LATER GM SPLIT TORQUE AUTOMATICS
The three new automatic transmissions GM introduced in 1961 for the Y-body “senior compacts” each used the split torque principle, albeit in three quite different ways. (Since we’ve previously discussed these transmissions in some detail, we’ll just look at the split torque function of each.)
DUAL-PATH TURBINE DRIVE
Buick’s two-speed Dual-Path Turbine Drive, used in the 1961–1963 Buick Special and Skylark, was probably the simplest of the three in this regard. As we’ve previously explained, Dual-Path had a single planetary gearset within the torque converter housing. The converter turbine drove the annulus of that gearset, whose planet carrier drove the output shaft. In first gear, a one-way clutch held the dual sun gears stationary. In second, a multi-disc clutch allowed the engine to drive the sun gears directly while the turbine continued to drive the annulus.
The annulus had 80 teeth, the sun gears 46 teeth, and the planets each 17 teeth, making the ratio in low gear 1 + 46/80, or 1.575:1. Therefore, the annulus received 63.4% (1 / 1.575) of input torque in second gear, with the remaining 36.6% applied to the sun gears.
Since the sun gears were driven by the engine, the demultiplication effect was considerably smaller than in Hydra-Matic — less than 37%. For example, if the engine was rotating at 2,000 rpm and there was 100 rpm of slippage in the converter, output shaft speed (discounting mechanical losses) would be about 1,937 rpm, effectively reducing hydraulic slippage from 5% at the turbine to about 1.8% at the output shaft.

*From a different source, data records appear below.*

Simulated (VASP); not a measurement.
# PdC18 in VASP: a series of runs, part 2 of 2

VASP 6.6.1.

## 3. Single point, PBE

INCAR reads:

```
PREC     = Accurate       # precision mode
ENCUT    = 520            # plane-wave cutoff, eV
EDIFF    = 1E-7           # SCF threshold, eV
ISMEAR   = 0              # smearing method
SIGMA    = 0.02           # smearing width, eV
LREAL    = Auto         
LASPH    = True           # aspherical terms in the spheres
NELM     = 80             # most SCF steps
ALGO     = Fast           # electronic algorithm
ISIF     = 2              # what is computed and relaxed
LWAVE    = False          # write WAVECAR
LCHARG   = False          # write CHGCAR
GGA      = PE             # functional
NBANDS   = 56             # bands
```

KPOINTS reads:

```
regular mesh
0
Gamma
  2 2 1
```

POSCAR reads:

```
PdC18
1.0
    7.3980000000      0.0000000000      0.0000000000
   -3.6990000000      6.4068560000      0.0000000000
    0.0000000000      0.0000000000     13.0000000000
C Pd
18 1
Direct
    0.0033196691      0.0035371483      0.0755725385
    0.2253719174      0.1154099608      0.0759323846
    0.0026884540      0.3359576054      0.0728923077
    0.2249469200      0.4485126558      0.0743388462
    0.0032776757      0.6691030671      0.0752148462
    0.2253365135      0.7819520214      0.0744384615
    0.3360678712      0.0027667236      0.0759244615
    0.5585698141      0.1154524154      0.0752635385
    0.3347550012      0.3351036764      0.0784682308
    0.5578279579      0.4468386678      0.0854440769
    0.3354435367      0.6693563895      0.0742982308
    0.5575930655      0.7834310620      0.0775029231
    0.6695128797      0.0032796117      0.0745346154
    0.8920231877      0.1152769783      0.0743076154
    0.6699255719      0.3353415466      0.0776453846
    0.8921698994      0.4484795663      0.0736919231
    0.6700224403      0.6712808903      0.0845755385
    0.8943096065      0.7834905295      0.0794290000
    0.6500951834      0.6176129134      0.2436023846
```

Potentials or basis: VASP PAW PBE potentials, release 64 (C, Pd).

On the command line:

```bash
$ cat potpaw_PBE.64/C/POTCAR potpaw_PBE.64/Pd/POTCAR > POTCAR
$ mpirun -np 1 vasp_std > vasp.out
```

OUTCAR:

The automatic used in the 1961–1963 Pontiac Tempest and Le Mans, called TempesTorque, was a variation of the two-speed Corvair Powerglide, adapting the Corvair transaxle’s oil pump driveshaft to send power from the curved driveshaft to the torque converter at the back of the transaxle. 1961–1962 editions also had a split torque top gear, a feature Powerglide didn’t share.
TempesTorque and Powerglide, like the older Ultramatic and Dynaflow transmissions, used a Ravigneaux gearset with a single annulus, two sun gears of different sizes (with different numbers of teeth), and six planets (three long, three short) on a planet carrier connected to the output shaft. As with Powerglide, TempesTorque’s driving member was the larger rear sun gear, which was driven by the torque converter turbine through the transmission main shaft.
Unlike Powerglide, which obtained direct drive by engaging a clutch to lock the smaller front sun gear to the main shaft (forcing both sun gears to rotate at the same speed), the direct drive clutch of the 1961–62 TempesTorque was splined to the transaxle input shaft, which rotated at engine speed, not turbine speed.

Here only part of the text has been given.